At the end of the course, you will be able to:

  • read and write probabilistic programs
  • understand how probabilistic programming languages are implemented and how they can be extended
  • understand the basic and state-of-the-art probabilistic inference procedures (which are applicable beyond probabilistic programs)

Prerequisites

The target audience for this course are Master’s and PhD students. The are no formal prerequisites, but the students are expected to be comfortable with programming and mathematical notation. Basic familiarity with probability theory, artificial intelligence and machine learning is expected (equivalent to a Bachelor’s level course). We will not revise these topics during the lectures, but refresher materials are listed below.

Course Format

The course consists of several learning activities, alongside lectures by the intrstructor, with the points distributed as follows:

  • 0%: Paper reviews
  • 25%: Presentation
  • 65%: Research report
  • 10%: Participation

### Course deliverables

Paper reviews. The course will take the format of a research seminar. This means that there will be no textbook and blackboard lectures; instead, we will be reading and discussing state of the art papers in the field. Consequently, you are expected to come prepared for the class by reading one of the papers covered in the lecture. As a preparation for the class, you have to write a review of that paper. The reviews consist of a few questions that help you understand the paper to sufficient extend; they will point out important points, what you should pay attention to, and which part you can avoid. Scientific articles are not always easy to read as they are typically written for people that already know a lot about the field; the review questions help you navigate that. The reviews are not graded, but are essential preparation for the classes. After the lectures, you will receive prototypical answers that help you to track your progress. These questions are in the Miro boards associated with the paper, and you should submit them in Brightspace.

Paper presentation. Only the classes in the first two weeks will be typical lectures; the goal of these lectures is to set all of you at the same starting point. Starting in week 3, you will take the lead role.

In every lecture, we will cover 2 papers on arelated topic. Each paper will be presented by a student taking the course. You choose which paper you present. for every lecture, you are expect to read only one paper out of the 2 we cover; you will learn about the other one from the presentation of your classmate.

For the paper you are responsible, you will understand the paper in details, including searching for additional literature that helps you to understand the paper and why it works, and present it to your colleagues. You are allowed to use any material from the Web for your presentations.

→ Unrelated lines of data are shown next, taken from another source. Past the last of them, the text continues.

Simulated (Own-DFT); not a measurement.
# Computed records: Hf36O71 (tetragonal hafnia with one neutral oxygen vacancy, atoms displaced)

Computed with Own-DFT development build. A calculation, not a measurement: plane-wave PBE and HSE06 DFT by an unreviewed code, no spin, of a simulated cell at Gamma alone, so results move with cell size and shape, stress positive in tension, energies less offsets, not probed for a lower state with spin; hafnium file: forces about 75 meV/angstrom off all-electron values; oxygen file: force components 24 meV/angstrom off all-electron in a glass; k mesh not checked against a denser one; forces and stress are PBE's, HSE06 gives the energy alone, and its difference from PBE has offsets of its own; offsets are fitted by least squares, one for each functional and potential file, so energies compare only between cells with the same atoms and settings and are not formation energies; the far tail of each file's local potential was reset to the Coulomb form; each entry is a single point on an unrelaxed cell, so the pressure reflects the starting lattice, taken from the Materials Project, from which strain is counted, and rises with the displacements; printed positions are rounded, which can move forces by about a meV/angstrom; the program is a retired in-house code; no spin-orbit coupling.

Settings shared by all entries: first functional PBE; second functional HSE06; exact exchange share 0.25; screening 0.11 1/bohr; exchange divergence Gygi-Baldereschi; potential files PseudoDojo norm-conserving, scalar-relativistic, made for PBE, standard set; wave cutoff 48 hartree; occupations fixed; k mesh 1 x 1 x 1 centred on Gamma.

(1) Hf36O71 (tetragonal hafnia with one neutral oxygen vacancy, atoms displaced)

Your objective for the presentation: explain the core idea behind the assigned paper in clearest terms possible. Don’t try to cover everything in the paper, identify important and essential parts. Convey the intuitions before the math.

Lastly, schedule a meeting with me at least 2 days before your presentation for the feedback.

Research report. The largest part of your grade and efforts goes to a research report. In contrast to standard courses, the goal of this course is not for you to just soak up what you have been thought; instead, the goal is to go beyond the materials and think about strengths and weaknesses, and how to overcome them.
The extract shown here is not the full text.